Straight From The Senate
The working title is actually: CONCERNING SCHOOL DISCIPLINE, AND, IN CONNECTION THEREWITH, ADDRESSING DISPROPORTIONATE DISCIPLINARY PRACTICES AND CHRONIC ABSENTEEISM AND SUPPORTING STUDENTS AT RISK OF DROPPING OUT OF SCHOOL.
As always, the bill title speaks of noble goals, in this bill the keyword in the title is DISPROPORTIONATE. It is a statistical fact that some minority groups spend more time in detention, serve more days suspended from school, have more official contact with law enforcement and are at a higher risk of dropping out.
This bill makes the assumption that if you don’t punish students for crimes they commit on school grounds and don’t allow law enforcement on the school grounds to contact students for crimes they committed off the school grounds, all of those problems will go away. It also prohibits educators from reporting those crimes to law enforcement.
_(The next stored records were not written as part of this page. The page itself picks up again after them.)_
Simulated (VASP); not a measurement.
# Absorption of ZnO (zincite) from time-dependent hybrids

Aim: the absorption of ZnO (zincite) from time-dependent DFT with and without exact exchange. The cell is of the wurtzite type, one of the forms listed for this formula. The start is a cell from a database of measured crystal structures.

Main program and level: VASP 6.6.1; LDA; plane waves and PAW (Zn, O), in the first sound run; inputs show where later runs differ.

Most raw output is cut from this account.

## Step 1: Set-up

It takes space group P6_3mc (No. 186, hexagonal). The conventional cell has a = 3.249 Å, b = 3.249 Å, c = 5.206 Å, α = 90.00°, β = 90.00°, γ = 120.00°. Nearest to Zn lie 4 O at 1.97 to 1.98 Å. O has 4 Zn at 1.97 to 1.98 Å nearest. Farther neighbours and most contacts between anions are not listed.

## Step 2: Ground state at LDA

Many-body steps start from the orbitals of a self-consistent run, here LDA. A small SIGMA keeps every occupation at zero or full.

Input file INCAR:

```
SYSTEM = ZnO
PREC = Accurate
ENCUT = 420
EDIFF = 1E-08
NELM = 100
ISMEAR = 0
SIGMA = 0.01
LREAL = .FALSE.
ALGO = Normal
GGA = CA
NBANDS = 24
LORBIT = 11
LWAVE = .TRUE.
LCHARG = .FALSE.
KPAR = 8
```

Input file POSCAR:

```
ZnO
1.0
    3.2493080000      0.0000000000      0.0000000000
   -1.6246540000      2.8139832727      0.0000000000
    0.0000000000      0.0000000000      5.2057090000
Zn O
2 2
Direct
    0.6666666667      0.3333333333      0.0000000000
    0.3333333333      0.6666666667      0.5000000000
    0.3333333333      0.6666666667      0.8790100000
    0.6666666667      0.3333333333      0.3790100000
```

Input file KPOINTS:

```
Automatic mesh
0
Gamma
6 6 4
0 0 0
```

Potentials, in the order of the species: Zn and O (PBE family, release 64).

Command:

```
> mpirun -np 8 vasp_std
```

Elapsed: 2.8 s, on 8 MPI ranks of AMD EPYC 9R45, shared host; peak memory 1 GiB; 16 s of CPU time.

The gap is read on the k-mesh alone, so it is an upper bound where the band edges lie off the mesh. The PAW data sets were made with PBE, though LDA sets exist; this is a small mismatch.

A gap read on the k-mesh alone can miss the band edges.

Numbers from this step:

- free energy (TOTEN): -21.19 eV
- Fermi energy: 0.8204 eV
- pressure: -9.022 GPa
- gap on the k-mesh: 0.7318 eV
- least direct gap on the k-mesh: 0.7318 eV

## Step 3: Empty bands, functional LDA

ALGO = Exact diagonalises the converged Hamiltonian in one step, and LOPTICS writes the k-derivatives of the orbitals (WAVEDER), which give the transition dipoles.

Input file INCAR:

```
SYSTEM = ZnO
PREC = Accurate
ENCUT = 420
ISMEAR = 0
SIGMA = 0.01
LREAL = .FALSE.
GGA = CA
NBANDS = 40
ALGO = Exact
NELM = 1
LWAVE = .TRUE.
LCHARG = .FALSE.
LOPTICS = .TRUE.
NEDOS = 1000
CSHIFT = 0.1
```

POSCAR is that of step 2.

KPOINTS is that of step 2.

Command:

In all fairness, it is not all crimes. Simple assault on teachers and other students will now be OK at school as long as no bones are broken. Groping, fondling and sexual harassment would be allowed under this bill as long as it stops before becoming rape.
Ironically, other minority groups are the most at risk to be singled out for those actions. The 3rd-degree assault that the shooter in the recent Boulder killings was convicted of while in high school would no longer be a punishable offense.